C# Concurrency – How Much Work to Place Inside a Lock Statement?

cconcurrencylocksnet

I am a junior developer working on writing an update for software that receives data from a third-party solution, stores it in a database, and then conditions the data for use by another third-party solution. Our software runs as a Windows service.

Looking at the code from a previous version, I see this:

        static Object _workerLocker = new object();
        static int _runningWorkers = 0;
        int MaxSimultaneousThreads = 5;

        foreach(int SomeObject in ListOfObjects)
        {
            lock (_workerLocker)
            {
                while (_runningWorkers >= MaxSimultaneousThreads)
                {
                    Monitor.Wait(_workerLocker);
                }
            }

            // check to see if the service has been stopped. If yes, then exit
            if (this.IsRunning() == false)
            {
                break;
            }

            lock (_workerLocker)
            {
                _runningWorkers++;
            }

            ThreadPool.QueueUserWorkItem(SomeMethod, SomeObject);

        }

The logic seems clear: Wait for room in the thread pool, make sure the service hasn't been stopped, then increment the thread counter and queue the work. _runningWorkers is decremented inside SomeMethod() inside a lock statement that then calls Monitor.Pulse(_workerLocker).

My question is:
Is there any benefit in grouping all the code inside a single lock, like this:

        static Object _workerLocker = new object();
        static int _runningWorkers = 0;
        int MaxSimultaneousThreads = 5;

        foreach (int SomeObject in ListOfObjects)
        {
            // Is doing all the work inside a single lock better?
            lock (_workerLocker)
            {
                // wait for room in ThreadPool
                while (_runningWorkers >= MaxSimultaneousThreads) 
                {
                    Monitor.Wait(_workerLocker);
                }
                // check to see if the service has been stopped.
                if (this.IsRunning())
                {
                    ThreadPool.QueueUserWorkItem(SomeMethod, SomeObject);
                    _runningWorkers++;                  
                }
                else
                {
                    break;
                }
            }
        }

It seems like, it may cause a little bit more waiting for other threads, but then it seems like locking repeatedly in a single logical block would also be somewhat time-consuming. However, I'm new to multi-threading, so I'm assuming that there are other concerns here that I'm unaware of.
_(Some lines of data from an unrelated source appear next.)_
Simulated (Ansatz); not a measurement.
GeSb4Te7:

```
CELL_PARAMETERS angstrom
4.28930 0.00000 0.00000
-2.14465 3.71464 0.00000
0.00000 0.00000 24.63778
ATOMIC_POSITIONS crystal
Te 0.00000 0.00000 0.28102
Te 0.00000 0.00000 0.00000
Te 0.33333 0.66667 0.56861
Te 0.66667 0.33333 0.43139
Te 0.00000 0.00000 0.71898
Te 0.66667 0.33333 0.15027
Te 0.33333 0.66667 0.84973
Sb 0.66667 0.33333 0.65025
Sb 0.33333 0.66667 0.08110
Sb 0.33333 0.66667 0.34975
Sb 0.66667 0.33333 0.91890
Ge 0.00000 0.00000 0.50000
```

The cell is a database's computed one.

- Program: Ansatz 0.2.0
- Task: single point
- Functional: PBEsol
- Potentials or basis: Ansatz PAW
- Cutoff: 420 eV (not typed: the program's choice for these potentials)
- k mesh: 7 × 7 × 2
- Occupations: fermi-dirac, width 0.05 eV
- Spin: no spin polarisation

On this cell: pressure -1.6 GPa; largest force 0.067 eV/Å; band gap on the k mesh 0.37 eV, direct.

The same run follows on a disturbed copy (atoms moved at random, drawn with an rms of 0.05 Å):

The only other places where _workerLocker gets locked is in SomeMethod(), and only for the purpose of decrementing _runningWorkers, and then outside the foreach to wait for the number of _runningWorkers to go to zero before logging and returning.

Thanks for any help.

EDIT 4/8/15

Thanks to @delnan for the recommendation to use a semaphore. The code becomes:

        static int MaxSimultaneousThreads = 5;
        static Semaphore WorkerSem = new Semaphore(MaxSimultaneousThreads, MaxSimultaneousThreads);

        foreach (int SomeObject in ListOfObjects)
        {
            // wait for an available thread
            WorkerSem.WaitOne();

            // check if the service has stopped
            if (this.IsRunning())
            {
                ThreadPool.QueueUserWorkItem(SomeMethod, SomeObject);
            }
            else
            {
                break;
            }
        }

WorkerSem.Release() is called inside SomeMethod().

Best Answer

This is not a question of performance. It is first and foremost a question of correctness. If you have two lock statements, you can not guarantee atomicity for operations that are spread between them, or partially outside the lock statement. Tailored for the old version of your code, this means:

Between the end of the while (_runningWorkers >= MaxSimultaneousThreads) and the _runningWorkers++, anything at all may happen, because the code surrenders and re-acquires the lock in between. For example, thread A might acquire the lock for the first time, wait until there some other thread exits, and then break out of the loop and the lock. It is then preempted, and thread B enters the picture, also waiting for room in the thread pool. Because said other thread quit, there is room so it doesn't wait very long at all. Both thread A and thread B now go on in some order, each incrementing _runningWorkers and starting their work.

Now, there are no data races as far as I can see, but logically it's wrong, since there are now more than MaxSimultaneousThreads workers running. The check is (occasionally) ineffective because the task of taking a slot in the thread pool is not atomic. This should concern you more than small optimizations around lock granularity! (Note that conversely, locking too early or for too long can easily lead to deadlocks.)

The second snippet fixes this problem, as far as I can see. A less invasive change to fix the problem might be putting the ++_runningWorkers right after the while look, inside the first lock statement.

Now, correctness aside, what about performance? This is hard to tell. Generally locking for a longer time ("coarsely") inhibits concurrency, but as you say, this needs to be balanced against the overhead from the additional synchronization of fine-grained locking. Generally the only solution is benchmarking and being aware that there are more options than "lock everything everywhere" and "lock only the bare minimum". There is a wealth of patterns and concurrency primitives and thread-safe data structures available. For example, this seems like the very application semaphores were invented for, so consider using one of those instead of this hand-rolled hand-locked counter.